Pythian Blog: Technical Track

Bind Peeking, Ad Hoc Queries, Stable Performance

I got to troubleshoot an amazing situation a few weeks ago. I think, we can all agree that assuming we are on a supported configuration of a production release of Oracle, it is essentially inconceivable that allowing a single query to run on your system can flip another query’s plans and cause major performance issues (and in this case even downtime!)

There have been plenty of posts about bind peeking. Alex Gorbachev wrote about it last year, and so did Jonathan Lewis. It’s a well known issue. However what hasn’t been written about is when it is expected to strike and cause you headaches.

A single query can change the plan of a number of other queries, but just sometimes.

One day you come to work (or get woken up) and you have a badly performing system. You look into it and it comes to one query. Nothing has changed, nothing has been modified.

I found the query no problems. I did an explain plan, comes up with an index range scan. Given the execution time however, it can’t be a range scan, it’s taking way too much time. Looking at v$sql_plan reveals the full table scan. At this point I was almost sure what the problem was.

How did I fix it? I did an “alter system flush shared_pool;” the query got reparsed, a new child cursor was created and all new executions of the query were using the expected and much faster index range scan.

Easy fix, but what happened? Nothing has been changed for months!

Sometimes it’s coincidence. The query just happens to run at the right time, or some job is delayed and queries run in a different order and the wrong plan is selected. Those are generally easy to catch as they happen early in the life of a system.

Sometimes it’s load. You decide to run an additional application, which causes more SQL statements to be aged out and re-parsed, creating a higher chance of parsing with “bad” values. Although the additional load will be blamed for the “slow” performance, the root cause will eventually be discovered. In a way, it will be expected that something will go bad when you increase the load.

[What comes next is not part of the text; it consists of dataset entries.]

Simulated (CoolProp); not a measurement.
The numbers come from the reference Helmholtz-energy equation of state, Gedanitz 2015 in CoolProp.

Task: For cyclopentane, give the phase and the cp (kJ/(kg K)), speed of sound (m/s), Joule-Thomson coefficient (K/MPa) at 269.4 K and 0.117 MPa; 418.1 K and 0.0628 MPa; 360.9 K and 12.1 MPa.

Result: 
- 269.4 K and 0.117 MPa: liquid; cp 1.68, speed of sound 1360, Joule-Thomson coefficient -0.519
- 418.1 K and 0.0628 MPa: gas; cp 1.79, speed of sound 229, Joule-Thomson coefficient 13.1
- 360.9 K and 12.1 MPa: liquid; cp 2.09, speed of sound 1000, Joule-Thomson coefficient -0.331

And sometimes it’s a single ad hoc query with a new predicate that starts the slowly-ticking time bomb.

Here is how it happens . . .

When you first create a new table, it has no statistics. The default 10g analyse job picks it up in the night and analyses the table. The next day, all queries start using the CBO (Cost Based Optimizer), and column usage statistics start to gather.

What are column usage statistics? They are statistics collected in the system table sys.col_usage$. According to various sources, information is flushed every 15-or-so minutes. col_usage$ has various columns with counts:

SQL> desc sys.col_usage$;
Name              Type   Nullable Default Comments 
----------------- ------ -------- ------- -------- 
OBJ#              NUMBER Y                         
INTCOL#           NUMBER Y                         
EQUALITY_PREDS    NUMBER Y                         
EQUIJOIN_PREDS    NUMBER Y                         
NONEQUIJOIN_PREDS NUMBER Y                         
RANGE_PREDS       NUMBER Y                         
LIKE_PREDS        NUMBER Y                         
NULL_PREDS        NUMBER Y                         
TIMESTAMP         DATE   Y

Each of these columns will have a count for the number of times this type of predicate has been used. I don’t fully understand when the timestamp is updated but it is related to when the row was added or updated (but not all updates according to my tests).

Once you have some column usage statistics and your table has been modified sufficiently to be a candidate for new statistics to be gathered, it will be analyzed during the night. Based on internal rules, histograms will be gathered for certain columns. During my testing, I’ve observed that only columns with cardinality greater than 1.5 will have histograms. They also need to have at least equality predicates, possibly other predicates (like range or like) trigger histograms collections as well.

Then the next time your query is parsed, it will use the new statistics data and possibly select a better execution plan for your query. For its decision, the optimizer will use the bind values of only the first execution of this query.

Here’s the sequence of events.

New table -> nightly job analyses, no histograms -> new queries will populate col_usage$ -> table changes sufficiently to be a candidate for analysis -> table is re-analyzed with histograms -> as queries are aged out from shared pool, they are re-parsed with histograms and bind variable peeking.

Where’s the devil here?

A single ad hoc query can drastically change the statistics of a table. This may trigger the gathering of histograms (whenever the next analyze runs), and this, in turn, might enable a time bomb that, based on which bind values were used at parsing time, determines the execution plan of the query.

It’s a long sequence of events, and you may argue it’s very unlikely that this will ever happen. Consider this, though — every ad hoc query will only add to the column usage statistics.

One of the major problems here may be that there might be weeks between each step. From the time someone runs an ad hoc query, to the time the table has changed sufficiently to be re-analyzed, to the time the right load/delay/randomness happens and a really inefficient query plan is selected.

What is the solution? Disable bind peeking.

It is a feature I’ve never liked. To me, bind peeking is a workaround to enable histogram usage with bind variables. In my experience, this feature has caused me more headaches than saved-the-day moments.

This issue is somewhat addressed in 11g with the addition of multiple execution plans based on different bind variables. I haven’t tested yet, so I can’t say how well that works.

For now, I just turn off bind peeking.